2nd Class Christian

Written by Joel on April 18th, 2008

Externally there are no tell-tale signs that I am not in full communion with the Church – Except that I stay behind in the pew during the service of the Eucharist. Only sinners, nonbelievers, and Protestants stay in the pews.

I am very hurt to be lumped into this group. Granted, I am a sinner for sure. But my sins have been forgiven through the sacrament of baptism. Granted, I have sinned since then and I believe I need to confess. see, 1 John 1:9.

The Catholic Church teaches that Protestants are members of the one, holy, catholic and apostolic church by virtue of our baptism. I am in communion with the Catholic church, imperfect though it may be. Apparently our communion is broken enough to declare that this Christian brother is in the same class as sinners and nonbelievers.

I often see 1 Cor. 11:29 cited as justification for barring Protestants from the communion table. Quote: “For anyone who eats and drinks without recognizing the body of the Lord eats and drinks judgment on himself.” (NIV)

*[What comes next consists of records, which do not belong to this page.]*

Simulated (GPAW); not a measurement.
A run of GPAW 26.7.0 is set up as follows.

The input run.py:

Catholics will point to this scripture and say something like “if you don’t believe that the Eucharist is truly Christ you eat judgment on yourself. Protestants don’t believe this, therefore we are just looking out for your own good by keeping you from it.”

The problem is that there are many Protestants that do affirm this belief. Episcopalians, Lutherans, etc. and me for example.

Lets put that matter aside for a moment and look at the text at hand. We need to take a step back and look at the larger context of this passage, 1 Cor 11:17-34, in its entirety.

Paul is condemning the the Corinthians’ practices concerning the Lord’s Supper (aka Eucharist).

“In the following directives I have no praise for you, for your meetings do more harm than good. In the first place, I hear that when you come together as a church, there are divisions among you, and to some extent I believe it. No doubt there have to be differences among you to show which of you have God’s approval. When you come together, it is not the Lord’s Supper you eat, for as you eat, each of you goes ahead without waiting for anybody else. One remains hungry, another gets drunk. Don’t you have homes to eat and drink in? Or do you despise the church of God and humiliate those who have nothing? What shall I say to you? Shall I praise you for this? Certainly not!”(NIV, vv. 17-22)

Paul condemns the Corinthian Church for not sharing the Lord’s Supper with all of the Christian faithful who are present.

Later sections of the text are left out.